Co-extruded Plastic High Barrier Film Manufacturers

What are the common problems in the production of co-extruded plastic high barrier films? How do these problems affect the performance of the film?

1. Common problems and their causes
Bubble instability
Problem manifestations: bubble bursting, strain hardening, frost line instability, bubble fluttering.
Cause analysis:
Bubble bursting is usually caused by excessive stretching of the molten material when leaving the die, resulting in insufficient melt strength to maintain bubble stability.
Strain hardening is the hardening of the molten polymer when it is rapidly stretched in the longitudinal direction, causing fluctuations in internal bubble pressure and bubble width.
Frost line instability may be caused by changes in melt temperature, which may be caused by improper resin selection, incorrect screw design, screw wear, or heater/thermocouple failure.
Bubble fluttering is caused by high air speeds in the air ring, which forms linear marks on the bubble surface.
Specification changes
Problem manifestations: The specifications of the film, such as width and thickness, change during the production process.
Cause analysis:
Insufficient uniformity of the die gap along the circumference.
Poor or uneven air flow in the air ring causes uneven cooling of the high barrier film.
Uneven melt temperature may be caused by improper screw design or wear.
Interface instability
Problem manifestation: Instability occurs at the interface between the two layers, such as zigzag interface instability and wave interface instability.
Cause analysis:
Zigzag interface instability is usually caused by excessive shear stress on the interface, resulting in a ""zigzag"" deformation of the film surface along the transverse direction. This may be due to significantly different shear viscosities between the materials that produce the interface, or an inappropriate layer ratio, which makes the interface too close to the mold wall.

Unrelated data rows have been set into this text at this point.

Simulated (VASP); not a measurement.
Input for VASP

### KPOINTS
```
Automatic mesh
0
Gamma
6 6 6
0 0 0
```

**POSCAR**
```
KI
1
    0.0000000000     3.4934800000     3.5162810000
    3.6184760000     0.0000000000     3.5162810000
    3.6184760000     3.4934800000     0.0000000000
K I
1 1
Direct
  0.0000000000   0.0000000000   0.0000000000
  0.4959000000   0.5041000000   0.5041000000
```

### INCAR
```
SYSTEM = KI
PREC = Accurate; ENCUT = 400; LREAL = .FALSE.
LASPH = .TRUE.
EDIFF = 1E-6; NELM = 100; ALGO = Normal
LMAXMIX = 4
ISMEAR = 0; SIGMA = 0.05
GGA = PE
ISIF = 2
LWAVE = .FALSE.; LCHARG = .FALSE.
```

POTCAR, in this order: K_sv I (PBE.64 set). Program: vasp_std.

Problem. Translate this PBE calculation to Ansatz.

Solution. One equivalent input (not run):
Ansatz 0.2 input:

Wave interface instability is caused by uneven elongation deformation at the interface between the two materials, resulting in a wavy pattern when the bubble is squeezed out of the mold.
2. Impact of the problem on film performance
Bubble instability
Impact on performance:
Bubble rupture will cause the film structure to rupture, reducing the barrier properties and mechanical strength of the film.
Strain hardening will affect the tensile properties and elasticity of the film, making the film more easily deformed or broken when subjected to external forces.
Frost line instability will affect the cooling rate and uniformity of the coextruded high barrier film, thereby affecting the transparency and barrier properties of the film.
Bubble fluttering will cause defects on the film surface, affecting the aesthetics and use of the film.
Specification changes
Impact on performance:
Specification changes will lead to inconsistent thickness and width of the film, affecting the uniformity and barrier properties of the film.
Excessive thickness deviation of the film will also affect its performance and leakage rate index on the automatic filling machine.
Interface instability
Impact on performance:
Interface instability will lead to decreased adhesion between the two layers, affecting the interlayer bonding and overall strength of the film.
Zigzag interface instability will reduce the flatness and smoothness of the film, affecting the appearance and use of the film.
Wave interface instability will cause uneven deformation of the plastic high barrier film during stretching, reducing the tensile and barrier properties of the film.
3. Advantages and countermeasures of Changxi Packaging Technology
In the face of these common problems, Changxi Packaging Technology (Yixing) Co., Ltd. has built a set of honest quality system with its innovation and professionalism. The company has fully implemented the ERP management system and networked tracking information of the production process, which can monitor various parameters in the production process in real time to ensure the stability and consistency of product quality.
In response to the above problems, the company has taken the following countermeasures:
Optimize resin selection and formulation: Select resins with suitable melt strength and shear viscosity to improve the overall performance and stability of the film.
Improve mold design: Optimize mold gap and fluid channel design to ensure uniform flow and cooling of molten material in the mold.
Strengthen screw maintenance and care: Regularly check the wear of the screw and replace the screw with severe wear in time to ensure the uniformity and stability of the melt temperature.
Optimize air ring design: Adjust the air flow speed and direction in the air ring to ensure uniform cooling and stretching of the film.
Strengthen quality monitoring and testing: Use advanced testing equipment and instruments to strictly test and control various performance indicators of the film to ensure that product quality meets customer requirements.